By Lise Alves, Senior Contributing Reporter

SÃO PAULO, BRAZIL – It is possible to significantly increase the market for Brazilian products abroad if the country is able to break down trade barriers, says a Brazilian diplomat working with the World Trade Organization (WTO), and this could help Brazil come out of its economic crisis faster.

Brazil, Curitiba,WTO Brazilian official, Celso de Tarso Pereira, speaks at the 4th Agriculture Forum of South America,
WTO Brazilian official, Celso de Tarso Pereira, speaks at the 4th Agriculture Forum of South America, photo by Daniel Isaia/Agencia Brasil.

“We have competitive products, produced without subsidies, they should have unimpeded access in key markets,” said Celso de Tarso Pereira on Thursday during the fourth edition of the Agriculture Forum of South America, held in Curitiba.

The diplomat says the main challenge for exporters are enormous restrictions, quotas and tariffs that prevent Brazilian goods from being competitive abroad. According to Pereira Brazil is a leader in sugar and chicken exports but is only able to sell to the European Union through a tariff quota system.

What exceeds the quota is taxed with higher import tariffs. “The challenge is to define a strategy to dismantle these barriers,” concludes the official.

In addition to quotas and higher tariffs there are often restrictions by foreign buyers on Brazilian agricultural products, under the pretext that they do not follow international health standards. “Barriers are imposed without proper scientific basis, only with a protectionist intent,” noted Pereira.

To resolve the problem, the diplomat suggests first direct negotiations with potential importers, ‘to convince them that Brazilian products meet international health standards’. If that is unsuccessful, Pereira says, Brazil may resort to more drastic actions, such as litigation actions at the WTO against barriers imposed without scientific basis.

The Brazilian government also believes that by removing barriers and increasing agribusiness exports, Brazil could come out of its economic crisis more quickly. According to Odilson Ribeiro e Silva, International Relations Secretary, at the Ministry of Agriculture, the government’s goal is to increase the Brazilian agribusiness participation in world trade from the current 6.9 percent to ten percent.

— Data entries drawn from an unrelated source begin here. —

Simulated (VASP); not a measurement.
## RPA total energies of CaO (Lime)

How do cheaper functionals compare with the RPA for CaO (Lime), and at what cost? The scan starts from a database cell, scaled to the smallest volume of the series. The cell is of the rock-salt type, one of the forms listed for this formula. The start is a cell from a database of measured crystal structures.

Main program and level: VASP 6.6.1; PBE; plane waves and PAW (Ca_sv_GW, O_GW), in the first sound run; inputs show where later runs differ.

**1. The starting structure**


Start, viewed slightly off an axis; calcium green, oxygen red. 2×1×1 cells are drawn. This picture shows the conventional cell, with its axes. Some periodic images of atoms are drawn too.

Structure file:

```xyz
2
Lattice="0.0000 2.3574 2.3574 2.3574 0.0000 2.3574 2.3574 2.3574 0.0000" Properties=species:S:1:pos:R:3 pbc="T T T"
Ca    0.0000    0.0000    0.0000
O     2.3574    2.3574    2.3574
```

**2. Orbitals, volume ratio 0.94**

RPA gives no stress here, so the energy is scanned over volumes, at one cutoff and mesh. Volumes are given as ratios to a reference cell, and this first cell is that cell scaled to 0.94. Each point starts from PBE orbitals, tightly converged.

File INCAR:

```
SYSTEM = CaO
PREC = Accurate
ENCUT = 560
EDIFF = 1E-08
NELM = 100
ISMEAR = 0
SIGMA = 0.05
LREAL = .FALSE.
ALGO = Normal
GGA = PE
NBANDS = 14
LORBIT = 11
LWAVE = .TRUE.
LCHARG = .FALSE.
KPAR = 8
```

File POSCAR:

  1. I have only good wishes for the people of Brasil but I find it interesting that the government of Brasil seeks to reduce or eliminate trade barriers and tariffs on products from Brasil when at the same time consumer items like automobiles, televisions and numerous other goods cost twice as much in Brasil as they do in other countries like the United States. I do not think that is fair to the people of Brasil who want to purchase these goods.